I’ve returned home from our festive travels with so many beautiful mental images. There was the Narnian lamppost in the churchyard on Christmas Eve, whose frosty halo lit my mum and I through the starlight night to Midnight Mass, the tips of our noses the only skin visible between our copious woolen layers. I wouldn’t have been at all surprised if Mr Tumnus had stepped out between the yew trees, hymnbook tucked under his arm, and had accompanied us inside.
There was a secret rope swing, hidden enticingly at the end of a natural tunnel of holly trees, in the middle of a beech wood. We swung out high over a damp gully, feeling the husky brush of wintery air against our flushed cheeks.
There was the view from the air as we took off from Exeter airport, the south coast of England glowing in wintery sunshine and dissolving in a dazzling haze in the far distance. As we flew north, thick fog clung to river valleys, parting respectfully for snow-laden peaks that glinted like mirages in the low sun.
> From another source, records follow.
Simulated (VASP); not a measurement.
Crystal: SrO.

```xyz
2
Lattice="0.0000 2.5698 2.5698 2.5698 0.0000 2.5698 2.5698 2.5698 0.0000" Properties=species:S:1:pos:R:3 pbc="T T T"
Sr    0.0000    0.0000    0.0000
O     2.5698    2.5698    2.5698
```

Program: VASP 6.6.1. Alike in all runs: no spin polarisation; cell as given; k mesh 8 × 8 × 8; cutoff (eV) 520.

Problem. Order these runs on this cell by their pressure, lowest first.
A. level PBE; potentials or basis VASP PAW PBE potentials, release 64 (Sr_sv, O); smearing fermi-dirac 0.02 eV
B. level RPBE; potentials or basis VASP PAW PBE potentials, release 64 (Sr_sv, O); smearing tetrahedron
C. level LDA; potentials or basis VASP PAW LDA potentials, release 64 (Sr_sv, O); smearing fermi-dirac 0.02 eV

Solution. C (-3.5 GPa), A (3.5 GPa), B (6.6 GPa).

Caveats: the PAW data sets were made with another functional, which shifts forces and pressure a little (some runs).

A slightly less poetic image was of my mum exasperated with the present tense narrated style of the Call the Midwife Christmas special, voicing loudly how they would always mess with her favourite programmes. You didn’t notice the same issue? Well no, you wouldn’t have, unless you too had the audio description feature on.
So, I’m starting 2015 resolved to get back to the seasonality and simplicity those mental images invoke. Life with a new baby is all about essentials, day and night blend seamlessly together in one long trail of immediacy. It’s the way it is, and as much as nature has its seasons, so do we human beings. All the same, I’d like it if 2015 could be a bit less bleary-eyed.